Space age metals and plasma
On Earth, a number of gravity-driven phenomena often lead to unwanted effects when processing materials. Buoyancy, convection and sedimentation can have an overwhelming influence on the formation of alloys or compounds. To understand how metals form on multiple scales, European scientists are experimenting in weightlessness.
Metals
Thomas used the Electromagnetic Levitator in ESA’s Columbus laboratory. This furnace can heat metals to 2000°C without contact and then let them cool rapidly. Blacksmiths have been using this technique for centuries to create steel tools and weapons by heating, hammering and quenching in water. This process freezes the steel’s structure and causes it to harden and stay sharp.
Understanding the underlying physics is complicated and factors such as gravity and the mould used to hold the metal in place influence the process, making it difficult to get to the fundamentals. Observing liquid metals cooling in weightlessness removes the complexity to reveal the core process of physics. The Electromagnetic Levitator takes it a step further and suspends the metals in mid-air as they melt and solidify.
The metals can be heated in a vacuum or in a gas. A high-speed camera records the rapid process of solidification and sensors record the temperature and other variables. The metals formed are retrieved and returned to Earth for analysis.
Materials Sience Laboratory
These experiments used ESA’s Materials Science Laboratory in the US laboratory Destiny. Nothing less than a miniature metal furnace in space, the Materials Science Laboratory can heat samples to 1400°C before letting the metals solidify.
Metcomp
Metcomp investigates how weightlessness affects the metallic structure of a nickel–titanium alloy. When particles come into contact with a liquid they can be pushed away or engulfed by the liquid, like a ball floating on the sea. Depending on the size of an incoming wave, the ball could be pushed forwards like a surfer or submerged by the water. On an atomic scale, a similar process occurs with metals as they come into contact with other liquid metals. Understanding this process could lead to more exotic metal alloys or improve existing complex alloys.
SETA-2
SETA-2 looks at eutectic compositions of aluminium–magnesium–silicon alloys. Depending on the mixture of elements in an alloy, it will solidify at different temperatures. When a mix of elements solidifies at the lowest temperature, it is known as a eutectic composition.

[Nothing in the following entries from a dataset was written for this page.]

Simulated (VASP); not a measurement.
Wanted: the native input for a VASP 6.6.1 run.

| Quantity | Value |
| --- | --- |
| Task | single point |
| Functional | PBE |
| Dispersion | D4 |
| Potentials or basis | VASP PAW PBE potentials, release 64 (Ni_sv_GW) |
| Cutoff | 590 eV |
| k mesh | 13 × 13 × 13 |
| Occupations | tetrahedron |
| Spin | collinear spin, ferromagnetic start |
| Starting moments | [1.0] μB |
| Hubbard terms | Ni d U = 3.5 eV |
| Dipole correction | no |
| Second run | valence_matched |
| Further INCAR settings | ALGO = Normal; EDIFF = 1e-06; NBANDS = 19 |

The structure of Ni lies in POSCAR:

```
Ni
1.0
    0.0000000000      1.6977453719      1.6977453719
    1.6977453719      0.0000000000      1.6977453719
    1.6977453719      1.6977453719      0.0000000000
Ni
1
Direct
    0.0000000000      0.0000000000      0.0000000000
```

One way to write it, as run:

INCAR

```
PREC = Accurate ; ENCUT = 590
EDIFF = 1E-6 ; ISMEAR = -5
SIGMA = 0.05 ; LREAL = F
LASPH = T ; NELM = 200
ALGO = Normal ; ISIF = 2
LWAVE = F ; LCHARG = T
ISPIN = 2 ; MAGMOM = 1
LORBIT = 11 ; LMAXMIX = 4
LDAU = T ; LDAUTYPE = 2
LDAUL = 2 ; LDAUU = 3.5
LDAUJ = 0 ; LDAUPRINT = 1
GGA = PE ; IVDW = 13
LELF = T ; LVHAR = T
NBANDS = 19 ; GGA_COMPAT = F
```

This experiment aims to understand the processes for eutectic alloys. Knowledge of these types of alloys will improve the casting process on Earth.
Plasma
We know our world is made of atoms and molecules, but even with the most powerful microscope we cannot see them moving, meaning our understanding of how molecules interact is based on experimentation and assumptions. The ESA–Roscosmos Plasma Kristall-4 experiment is recreating atomic interactions on a larger scale.
A plasma is an electrically charged (‘ionised’) gas. It is considered to be the fourth state of matter, distinct from gas, liquid and solid matter.
Plasma Kristall-4 will inject microscopic dust particles into a neon and argon tube to act as atom substitutes. As they float in the charged gas, they will collect negative charges as positive ions accumulate around them. As a result, they will start to repulse each other – just like atoms do in a fluid state.
Doing this research on Earth is not possible – the dust particles would fall with gravity and the simulated atoms would not behave realistically.
This experiment is making the atomic scale visible for analysis and will help scientists to understand the interactions of atoms.